My travels around the Big Bend often take me past a marquee that advertises private events. The sign is prominently placed off a public road leading into a public area of astounding natural beauty. The county spent a lot of money to make the public area clean, safe, and inviting to everyone, not just the people who can afford to live in the private homes that surround it.
The marquee, to me, is a not-so-subtle reminder to non-residents that they don’t really belong there and they’re certainly not truly welcome. It feels like something one ought to get in trouble with their mom for doing. It just feels wrong.
It reminds me of when we were little kids in grade school and it was time to hand out valentines and invitations to birthday parties. Our parents and teachers made sure we included every classmate. We all had people to whom we didn’t want to give a valentine or invite to our party – that’s normal. But excluding those we didn’t like was unacceptable.

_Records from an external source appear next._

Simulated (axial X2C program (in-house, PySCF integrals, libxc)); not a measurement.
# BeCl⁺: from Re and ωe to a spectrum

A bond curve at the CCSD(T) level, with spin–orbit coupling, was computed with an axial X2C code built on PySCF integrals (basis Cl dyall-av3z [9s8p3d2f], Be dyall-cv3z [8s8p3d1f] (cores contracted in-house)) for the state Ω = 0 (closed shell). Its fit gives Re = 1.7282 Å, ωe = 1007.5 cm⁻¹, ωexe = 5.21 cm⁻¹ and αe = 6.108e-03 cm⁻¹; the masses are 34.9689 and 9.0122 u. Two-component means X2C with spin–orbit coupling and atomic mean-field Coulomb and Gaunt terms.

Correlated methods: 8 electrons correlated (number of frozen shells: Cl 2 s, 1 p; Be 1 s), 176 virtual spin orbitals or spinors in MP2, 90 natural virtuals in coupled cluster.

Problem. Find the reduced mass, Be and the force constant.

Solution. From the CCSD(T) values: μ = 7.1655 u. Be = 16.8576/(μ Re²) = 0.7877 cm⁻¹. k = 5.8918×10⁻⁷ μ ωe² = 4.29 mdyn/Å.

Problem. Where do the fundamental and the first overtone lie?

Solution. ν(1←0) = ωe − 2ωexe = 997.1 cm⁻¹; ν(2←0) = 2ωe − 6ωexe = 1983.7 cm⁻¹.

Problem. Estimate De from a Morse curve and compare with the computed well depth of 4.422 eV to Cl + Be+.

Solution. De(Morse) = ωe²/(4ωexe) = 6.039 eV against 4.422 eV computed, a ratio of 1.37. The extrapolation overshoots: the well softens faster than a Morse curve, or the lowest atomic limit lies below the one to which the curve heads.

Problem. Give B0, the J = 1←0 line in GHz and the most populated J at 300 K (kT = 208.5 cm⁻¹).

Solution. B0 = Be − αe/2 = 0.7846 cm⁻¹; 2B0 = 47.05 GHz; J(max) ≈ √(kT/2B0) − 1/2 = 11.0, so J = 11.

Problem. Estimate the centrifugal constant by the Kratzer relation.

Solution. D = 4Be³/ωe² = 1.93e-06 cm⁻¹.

We were told by the people we respected – our authority figures – that including others and taking just a minute to think about how they felt, was the right thing to do. Other people’s feelings mattered, not just our own. If you want somebody to consider and respect your feelings and opinions, they taught us, you’re going to have to do the same for them.
That was our first understanding of power: Sometimes you have it; sometimes you don’t. We learned in grade school how sometimes the popular kid is king of the world until a new, more interesting kid shows up. We saw that sometimes the quiet child stands up to a bully and then becomes the queen of the playground. That’s how we learned, mostly organically, but often with gentle nudges from those shaping our character, that power is not permanent. It is not fixed.
In learning to navigate the social hierarchies of the classroom and playground, we discovered that we might as well try to get along with people, beginning with understanding that you’re not perfect or universally liked, yourself. Some call that humility. I call it just being a smart observer.
Lately, it seems that people only feel good about themselves not when they find common ground with their peers, but when they feel superior to someone or something. They look down their noses to make themselves feel better, i.e. “at least I’m not a (fill in the blank).” They do this mainly by attacking the person rather than his or her argument or position, which is, frankly, lazy.
Surrounding ourselves with only like-minded people who affirm everything we believe is not how we grow. It is not how we push ourselves to become our best selves. In fact, it’s quite limiting. It necessarily closes us off to ideas and thoughts that could enrich our lives, if only we’d open our minds to the idea that maybe we don’t know everything. We all have that person who is now a dear friend, whom we started out not liking at all. That has happened with the children I’ve observed and it has happened to me as an adult.
In a world where we are so enthusiastically divided, so continuously enforced to view the world through an “us vs. them” lens, a return to kindness and consideration of the feelings and opinions of others is what will deliver us. Our leaders have failed to teach this by their example. Let’s flip this and let them learn by ours.
We were raised better than this. We’ve just forgotten it.